Apparently Pixologic has revamped the way ZModeler> Edge>Bridge>Two holes works so that it now seems to run a low level remeshing operation on the entire model, ruining my carefully created geometry and generally making a lot of decisions that I’d very much prefer it did not.
So many new triangles. So many holes where there were no holes before. So many random points linked by weird polygon bridges. Apparently in the name of making the bridge “smoother” which it is now much worse at doing as well than the original command.
Is anyone aware of a way to turn this “feature” off? Because I use the bridge function a lot in my workflow, and this revamp has rendered it sloppy and completely useless.

Here is what it’s done with face and especially eye geometry after attempting to attach a character head. First image is clean geometry, second has new triangles, holes punched through the eyelids, and the eyeballs and lids merged into a single object via weird broken geometry.

All of the various settings for bridge appear to use this new corrupted method, as does edge extrude. There’s no way to simply “Bridge” something anymore without also destroying a lot of polygons.

Any ideas?

Hello @Mighty_Thor,

This is typically caused by one or both of the following:

  1. The ZModeler Welding Tolerance in Preferences> Geometry is set too high. Reduce that to a lower or minimum value.

  2. The mesh is too small in the ZBrush worldspace. The optimal working size in ZB is a Tool> Geometry> Size XYZ value of approximately 2. Meshes that are especially small may experience inadvertent point welding even if the above slider is reduced to minimum value.

I would also point out that ZModeler is a low poly modeling tool. Sections of your mesh there are denser than ZModeler is intended to work with. There would be less chance of this happening if your points were spaced further apart.

Good luck!

Thanks, I appreciate the response.

1-Honestly, my issue is that it’s universally welding at all, as previous versions of the tool did not seem to process the entire model for potential welds, but kept their impact restricted to the area that I was bridging. They made no effort to “clean up” that bridge beyond the parameters I set. Nor does this solution address why it’s turning my quads into triangles for no reason, which it is doing enthusiastically.

2- Good idea, but I’ve tried and the size of the model in the worldspace has no impact on this at all. It corrupts and remeshes the model in the exact same way whether it’s tiny or huge.

There appears to be a fundamental change in how ZModeler code is dealing with these kinds of functions with the advent of “edge extrude”, which does the same unwanted re-meshing and is causing problems in several departments for me. Perhaps the old code for Bridge has been replaced with some version of “Edge extrude”? If so, I’d beg Pixologic to restore the option of the old tool. I want Zmodeler to be local and slightly clunky, I do not ever want it to remesh my entire model against my will.

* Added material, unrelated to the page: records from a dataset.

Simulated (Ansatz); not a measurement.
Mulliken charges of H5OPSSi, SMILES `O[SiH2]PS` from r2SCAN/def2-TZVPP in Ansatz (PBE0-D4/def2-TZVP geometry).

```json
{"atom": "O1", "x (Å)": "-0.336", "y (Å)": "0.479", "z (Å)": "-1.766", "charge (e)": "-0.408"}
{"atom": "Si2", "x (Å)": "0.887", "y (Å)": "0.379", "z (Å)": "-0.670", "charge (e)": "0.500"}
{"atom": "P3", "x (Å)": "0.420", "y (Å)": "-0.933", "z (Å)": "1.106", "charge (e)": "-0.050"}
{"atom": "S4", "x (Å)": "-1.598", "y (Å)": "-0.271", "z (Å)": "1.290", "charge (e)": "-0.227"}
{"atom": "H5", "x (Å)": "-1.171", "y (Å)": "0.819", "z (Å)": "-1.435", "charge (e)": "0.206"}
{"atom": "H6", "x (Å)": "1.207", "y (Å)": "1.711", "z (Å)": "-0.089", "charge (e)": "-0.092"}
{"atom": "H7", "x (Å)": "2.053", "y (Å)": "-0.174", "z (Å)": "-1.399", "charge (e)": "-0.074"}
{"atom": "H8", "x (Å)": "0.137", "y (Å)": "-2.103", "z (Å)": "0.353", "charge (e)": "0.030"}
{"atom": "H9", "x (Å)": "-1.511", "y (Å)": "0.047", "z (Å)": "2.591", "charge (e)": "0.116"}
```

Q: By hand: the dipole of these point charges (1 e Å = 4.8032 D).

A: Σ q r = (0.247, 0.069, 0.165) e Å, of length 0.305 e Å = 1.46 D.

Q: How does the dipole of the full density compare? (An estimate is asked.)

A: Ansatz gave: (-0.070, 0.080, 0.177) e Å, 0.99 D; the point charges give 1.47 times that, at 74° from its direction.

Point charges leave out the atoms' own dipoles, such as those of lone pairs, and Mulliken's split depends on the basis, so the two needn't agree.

ZModeler may be meant for low poly, but it’s easily handled hundreds of models of this exact resolution in the past, doing this exact function, without any problems at all. This is a new thing.

Thanks again.

Ok, setting the Zmodeler welding to 1 in Preferences does appear to nearly make it stop doing this.

It’s still welding all adjacent objects into one big object, but it’s at least doing less wanton damage.

If the code allows, could I request that Pixologic consider adding a “zero” option to that slider, to prevent it from executing random welds at all outside the local area? I can likely resolve this with a combo of setting it to 1 and making the model bigger, but the option to get rid of it entirely would be really helpful.

My application of the software (high-res sculpture for 3d printing) sometimes requires me to use Zmodeler functions at higher resolutions, and as I said, this was something that’s always worked fine in the past. Re-sizing then going through and un-sticking (or exporting to Blender to use their edge bridge I suppose) is just a slow, clumsy solution in place of what used to be an easy, simple function.

Thanks for your time.

I’m going through exactly that same problem, did you find a solution?